For a man who once sang the praises of the jury system, David Lammy was mysteriously absent when MPs gathered to quiz the Government about plans to, well, thin out jury trials across most cases.
Rather than showing up to defend this legal shake-up, he dispatched Sarah Sackman — his junior minister and, as it turned out, an unexpectedly theatrical stand-in.
Enter the Deputy, Brimming With Starch
Ms Sackman KC drifted into the Commons with the sort of lofty poise one normally reserves for an opera conductor or a barrister halfway through a devastating summation. One hand stayed firmly tucked in her pocket, the other fluttering and stabbing at the air as though she were orchestrating an invisible orchestra.
At moments, it felt as if she might break into a jaunty Dvořák routine.
Her manner left little doubt: this was not someone you would wish presiding over your own fate in a courtroom.
But she had a job to do — and she meant to do it with maximum hauteur.
A Tory Challenge and an Uncomfortable Memory
The discussion had been forced by Robert Jenrick, who secured an urgent question on the issue — the sort Cabinet ministers traditionally groan about and spin toward a junior instead.
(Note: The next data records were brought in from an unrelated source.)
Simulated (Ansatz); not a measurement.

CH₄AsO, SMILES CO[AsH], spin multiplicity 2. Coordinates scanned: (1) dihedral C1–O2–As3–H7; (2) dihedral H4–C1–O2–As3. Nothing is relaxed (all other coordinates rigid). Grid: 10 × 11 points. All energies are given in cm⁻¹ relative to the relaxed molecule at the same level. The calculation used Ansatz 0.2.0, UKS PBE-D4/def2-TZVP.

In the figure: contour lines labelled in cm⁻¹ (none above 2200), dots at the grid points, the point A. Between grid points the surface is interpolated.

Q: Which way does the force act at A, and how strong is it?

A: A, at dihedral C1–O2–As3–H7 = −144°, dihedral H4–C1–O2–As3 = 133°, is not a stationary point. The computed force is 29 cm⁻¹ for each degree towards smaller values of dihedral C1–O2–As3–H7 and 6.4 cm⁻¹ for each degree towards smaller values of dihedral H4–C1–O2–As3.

On most subjects, the Commons tolerates the substitution.
But on jury trials, a topic ideally handled without partisanship, Lammy’s absence rang louder than usual.
And perhaps it was inevitable. After all, he had loudly celebrated the virtues of juries in the past.
He’d even authored a Whitehall review stressing their importance to ethnic minority defendants. The Commons had not forgotten.
So when Sackman insisted Lammy’s earlier praise came from “a very different context,” the benches erupted.
She didn’t much care for the mockery — her expression pinched, and her voice hollowed out in indignation.
Jenrick’s Harrumphing Machine Gets Going
By then, Jenrick had already unleashed a stream of complaints with the speed and force of sausages flying out of an over-worked butcher’s press.
He declared that trusting twelve everyday people was fundamental to the justice system.
Labour, he thundered, simply didn’t believe ordinary citizens were capable.
The lawyers, in his telling, wanted to run everything.
Sackman, unfazed and apparently quite sure she knew better, opened her reply with a lofty “how extraordinary.” The Tories bellowed their approval.
Blame Games and Budget Arguments
She shot back that Conservatives had starved the courts of money.
The problem with that claim, several MPs noted, was that the latest Budget had spent lavishly on welfare programmes — making it hard to pin every gap on “fourteen years of Tory decline.”
This point, delivered gently by Sir Desmond Swayne, sailed straight past Sackman, who claimed not to understand his “rant.”
It hadn’t been a rant. But perhaps gentleness is an unfamiliar dialect.
Concerns About Bias, From All Angles
Labour’s Kim Johnson suggested that juries were less prone to racism than judges.
Her colleague Brian Leishman, recalling years on Scottish golf greens, distrusted judges because many had emerged from private schools.
He had likely seen enough blazer-and-tie rule-bending on the fairway to last a lifetime.
Sackman reacted as though she’d been told the Earth was square, rhapsodising about the absolute purity and independence of judges. It was quite the performance.
Warnings of Authoritarian Shades
Sian Berry of the Greens went further, calling the proposal a “toolkit for authoritarianism.”
Sackman bristled again, insisting that modernisation was overdue and repeatedly leaning on the example of rape cases — pointedly refusing to say “alleged victims.”
A ribbon for a rape-awareness campaign, pinned prominently on her outfit, served as her visual punctuation.
A Misstep and a Scolding
Sir Edward Leigh, who earlier had described juries as the nation’s bulwark against tyranny, chuckled at a remark from a colleague during yet another of Sackman’s references to rape victims.
This was all the excuse she needed to paint him as some prehistoric villain — a manoeuvre that showed just how dangerous emotional politics can become in the wrong hands.
A Pin to Burst the Bubble
Then Lincoln Jopp stood up. If Sackman was so appalled by long waits for justice, he asked, how could she support pursuing soldiers over Northern Ireland incidents half a century old? And with that, one small but gleaming bubble of legal self-assurance burst.